HAZARD MITIGATION



1.     HAZARD MITIGATION OPTIONS

1.1            Mitigation from Improper Design or Materials Selection

If failures, direct examinations, and/or risk assessments identify a high susceptibility to unacceptable design or materials, one or more of the following types of risk mitigation actions shall be initiated
  • In-line inspection of pipeline to determine nature and extent of design and material issues.
  • Pressure test of pipeline to identify weld or material flaws.

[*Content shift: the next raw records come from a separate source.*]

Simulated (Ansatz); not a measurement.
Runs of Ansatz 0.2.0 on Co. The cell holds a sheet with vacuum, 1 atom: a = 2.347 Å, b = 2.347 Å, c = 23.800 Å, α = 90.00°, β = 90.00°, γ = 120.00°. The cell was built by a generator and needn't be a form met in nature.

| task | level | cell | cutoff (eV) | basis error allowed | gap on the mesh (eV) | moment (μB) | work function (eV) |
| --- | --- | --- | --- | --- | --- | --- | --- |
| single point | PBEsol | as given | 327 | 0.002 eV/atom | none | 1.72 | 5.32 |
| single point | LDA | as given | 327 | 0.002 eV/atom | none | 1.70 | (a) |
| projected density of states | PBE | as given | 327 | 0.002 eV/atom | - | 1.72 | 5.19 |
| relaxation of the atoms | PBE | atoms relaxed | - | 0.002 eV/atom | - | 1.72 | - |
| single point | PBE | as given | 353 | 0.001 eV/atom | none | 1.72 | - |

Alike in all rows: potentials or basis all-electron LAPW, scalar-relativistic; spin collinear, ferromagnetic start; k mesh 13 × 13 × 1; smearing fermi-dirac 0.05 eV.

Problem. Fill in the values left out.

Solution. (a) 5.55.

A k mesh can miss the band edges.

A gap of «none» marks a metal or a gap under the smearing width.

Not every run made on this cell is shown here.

1.2            As-Built Flaws Mitigation

Design and manufacturing flaws, may be flaws in the fabrication of the steel itself, out of specification material properties, a flaw in the construction process or it may be a problem in the coating or cathodic protection system. The following types of risk mitigation actions should be initiated
  • Fabrication Specifications
  • Construction Specifications
  • Independent Verification
  • Independent Audit
  • Pressure Hydrotest

1.3            Internal Corrosion Mitigation

If failures, direct examinations, and/or risk assessments identify a high susceptibility to unacceptable internal corrosion rates, one or more of the following types of risk mitigation actions shall be initiated:
  • In-line inspection of pipeline to determine nature and extent of internal corrosion.
  • Review of existing pigging and chemical program selection and performance.
  • Assessment of alternative internal corrosion monitoring devices to better assess corrosion activity.
  • Feasibility study for changing operating conditions to reduce corrosion risk.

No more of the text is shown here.